Flat 3-D Simulation

Here’s an old-school item – a virtual flat 3-D animation of objects emerging from a floating oval.

As Hype only supports rectangular masking, you have to fake the oval mask by using a broad oval stroke with the same color as the background. To demonstrate this, I’ve inserted a white background object. Change the color of the background to see how the oval stroke works.

Create the animation by placing the group of white rectangles within another group. Drag the top edge of the outer group to 0 and drag the bottom edge of the outer group to just below the inner edge of the stroked oval. Set the outer group to overflow > hidden.

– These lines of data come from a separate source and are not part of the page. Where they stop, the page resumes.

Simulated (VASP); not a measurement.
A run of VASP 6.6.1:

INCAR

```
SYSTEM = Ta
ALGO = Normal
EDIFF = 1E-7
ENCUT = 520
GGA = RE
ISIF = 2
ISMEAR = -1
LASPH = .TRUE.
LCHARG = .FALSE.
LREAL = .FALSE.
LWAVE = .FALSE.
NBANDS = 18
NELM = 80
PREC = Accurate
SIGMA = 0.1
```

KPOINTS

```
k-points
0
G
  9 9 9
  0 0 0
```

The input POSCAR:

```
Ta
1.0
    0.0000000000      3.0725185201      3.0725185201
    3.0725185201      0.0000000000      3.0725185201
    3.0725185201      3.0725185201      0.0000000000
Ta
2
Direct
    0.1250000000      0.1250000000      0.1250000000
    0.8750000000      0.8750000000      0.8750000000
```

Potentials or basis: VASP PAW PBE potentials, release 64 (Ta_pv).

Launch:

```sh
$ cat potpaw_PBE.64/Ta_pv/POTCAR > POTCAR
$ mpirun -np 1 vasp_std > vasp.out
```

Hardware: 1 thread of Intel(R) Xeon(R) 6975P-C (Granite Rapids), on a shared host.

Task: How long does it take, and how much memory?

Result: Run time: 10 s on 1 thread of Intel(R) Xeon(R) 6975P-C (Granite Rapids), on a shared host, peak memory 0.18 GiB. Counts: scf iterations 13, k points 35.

Take the inner group of rectangles and drag it out of sight just below the bottom edge of the outer group. Set a vertical position keyframe, then move the time cursor to around 4 to 6 seconds and set another vertical position keyframe. Drag the inner group off the top edge of the stage. Make sure the keyframes are set to linear. This is not a must, but if you go for extra credit (below) having the animation run at a fixed rate will make a difference or the offset group will slow down and speed up halfway through.

Give the outer group a name of “Front Group” (or something similar), then duplicate it. Give the duplicate the name "Back Group (or whatever) and move it behind the oval groups.
Select the bottom edge of the front group and slide it up to a position in the center of the oval. Select the top edge of the back group and drag it down to one pixel below the bottom edge of the front group without overlapping.

The offset masks create a slight-of-hand trick by seemingly moving a single group of rectangles from the background to the foreground.

Variation

If you want this to look like it’s emerging from a hole, place a colored oval behind everything and aligned with the stroked oval. Either delete the blurred oval “shadow” or drag the bottom edge upwards so the lower edge is hidden and make it slightly narrower.

Extra Credit:

When the animation runs there is a gap in time when the animated element is off the screen entirely, which can be a little boring. If you really want to give yourself a mental workout, try duplicating the whole thing and offsetting it to double the frequency of the animation. This will have parts of two animations visible simultaneously.

There are two things you will need to figure out for this to work. The first will be that of splitting the duplicated animated element and offsetting one of the copies so that it loops from the halfway point and not from the end. The second will involve which oval elements to keep and which to throw away. (Hint: you will need to shift the animated groups between outer groups. Another method would require instant switching of opacities.)